First we take the really big mattress, then the world!
In an Olympics which thus far have been disappointingly free of controversy, skulduggery and scandal, Australian pole vaulter Steve Hooker has led a pole vault revolt against the dastardly forces of pole vault officialdom.
A dramatic situation unfolded in the London Olympic Stadium last night, as heavy-handed thugs disguised as meek, middle-aged athletics officials with Midlands accents insisted the vaulters compete in the event which they’d flown to London to compete in.
Steve Hooker and his fellow vaulters were having none of that bullying.
It remains unclear precisely what the gold medallist from 2008 and his cohorts were protesting against during the pole vault qualifying session, however it is thought that nothing less than a major existential crisis may have unfolded.
As a well-placed pole vault source told The Punch overnight: “Think about it. These guys launch themselves six metres in the air with nothing but a bendy pole. It’s a long way down, and there are no shortage of pointy things to land on.
“I think what we saw last night was the en masse realisation that this is a heck of a way to earn a living. And, you know, I think the guys decided enough was enough.
“They’ve all got the final on Friday and then I think you can expect the guys to go back to the real world and take up a job someplace where they can do as little as possible. A job where the only thing they’ll hurt is their pride.
“My guess is most of them will end up playing football for Port Adelaide.”
A leading sports psychologist attributed last night’s pole vault revolt not to rebellion, but to the type of bizarre, unpredictable groupthink which is common at the Olympics.
“Other examples include fans who still shout ‘Oi! Oi! Oi!’ eight years after the chant went out of fashion, and the ubiquitous presence of a book about sadistic sex on every athlete’s bedside table,” the shrink said.
There was also the strong suggestion last night that pole vault is in fact a cult, led by the charismatic Hooker, whose flaming red locks are said to symbolise the dawn of the apocalypse.
Experts pointed to the giant mattress beneath the pole vault bar as evidence of the orgiastic behaviour invariably associated with cults.
When quizzed as to his thoughts on the controversy, Games chief Lord Coe said the pole vaulters would “inspire a generation”.
He also said “inspire a generation”, “inspire a generation” and “inspire a generation”.
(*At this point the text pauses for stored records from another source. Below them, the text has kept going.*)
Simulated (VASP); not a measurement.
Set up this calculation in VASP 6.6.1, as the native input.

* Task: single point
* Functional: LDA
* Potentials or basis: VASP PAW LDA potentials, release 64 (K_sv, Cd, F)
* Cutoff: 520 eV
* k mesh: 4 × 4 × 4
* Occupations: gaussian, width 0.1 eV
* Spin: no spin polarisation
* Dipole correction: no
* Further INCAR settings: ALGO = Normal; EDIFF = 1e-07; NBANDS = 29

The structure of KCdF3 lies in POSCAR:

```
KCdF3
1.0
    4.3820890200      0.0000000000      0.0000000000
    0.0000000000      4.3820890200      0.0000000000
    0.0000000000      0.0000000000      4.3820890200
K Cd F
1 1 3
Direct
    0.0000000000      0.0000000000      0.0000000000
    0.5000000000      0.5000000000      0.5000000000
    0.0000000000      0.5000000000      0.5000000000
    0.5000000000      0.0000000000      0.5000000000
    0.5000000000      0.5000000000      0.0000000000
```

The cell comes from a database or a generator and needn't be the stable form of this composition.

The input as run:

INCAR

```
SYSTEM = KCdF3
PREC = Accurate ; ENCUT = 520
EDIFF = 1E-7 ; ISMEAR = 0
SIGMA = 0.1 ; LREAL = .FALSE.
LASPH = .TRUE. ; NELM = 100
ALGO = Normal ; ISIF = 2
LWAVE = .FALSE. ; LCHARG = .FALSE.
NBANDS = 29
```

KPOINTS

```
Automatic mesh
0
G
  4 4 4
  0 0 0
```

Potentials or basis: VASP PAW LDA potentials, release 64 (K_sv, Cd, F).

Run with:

Australia’s official Games broadcaster, the Nine network, assiduously avoided the unfolding drama of the pole vault revolt last night, keen to keep in tact its faultless London 2012 record of not screening stuff people actually want to watch.
In cutting to the equestrian, Nine evening host Karl Stefanovic said the network would now cross to an event in which competitors actually want to compete.
That statement mystified many, given Nine’s undying commitment to the Australian swim team in the first week of the Games.